Journal of Engineering Science and Technology
Vol. 14, No. 3 (2019) 1572 - 1586
© School of Engineering, Taylor’s University
1572
A COMPARISON OF MACHINE LEARNING TECHNIQUES FOR
ANDROID MALWARE DETECTION USING APACHE SPARK
LARAIB U. MEMON, NARMEEN Z. BAWANY*, JAWWAD A. SHAMSI
Systems Research Laboratory, National University of
Computer and Emerging Sciences, Karachi, Pakistan
*Corresponding Author: narmeen.bawany@nu.edu.pk
Abstract
Wide-scale popularity of Android devices has necessitated the need of having
effective means for detection of malicious applications. Machine learning
based classification of android applications require training and testing on a
large dataset. Motivated by these needs, we provide extensive evaluation of
Android applications for classification to either benign or malware
applications. Using a 17-node Apache Spark cluster, we utilized seven different
machine learning classifiers and applied them on the SherLock dataset - one of
the largest available dataset for malware detection of Android applications.

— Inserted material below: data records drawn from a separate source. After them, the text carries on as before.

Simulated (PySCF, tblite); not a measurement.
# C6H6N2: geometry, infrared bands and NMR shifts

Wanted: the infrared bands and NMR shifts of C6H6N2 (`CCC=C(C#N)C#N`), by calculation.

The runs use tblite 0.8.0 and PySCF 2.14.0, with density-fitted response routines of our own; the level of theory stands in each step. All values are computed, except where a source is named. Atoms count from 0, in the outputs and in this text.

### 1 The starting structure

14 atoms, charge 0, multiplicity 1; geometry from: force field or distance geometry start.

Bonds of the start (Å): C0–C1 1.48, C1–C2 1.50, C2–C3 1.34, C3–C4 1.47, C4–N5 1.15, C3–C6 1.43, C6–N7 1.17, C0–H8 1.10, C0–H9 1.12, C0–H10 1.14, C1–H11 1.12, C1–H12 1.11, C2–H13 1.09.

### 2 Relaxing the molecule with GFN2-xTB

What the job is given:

From the dataset of 83 attributes, we identified 29 suitable features of
applications which are related in identifying a malware. Our analysis revealed
that gradient boosted trees classification mechanism provides highest precision
and accuracy and lowest false positive rate in detection of malware
applications. We also applied our model to develop a real-time cloud based
malware detection system. This research is novel and beneficial in providing
extensive evaluation using large dataset.
Keywords: Android malware, Android security, Big data, Cloud, Malicious
android applications, Malware detection, Spark.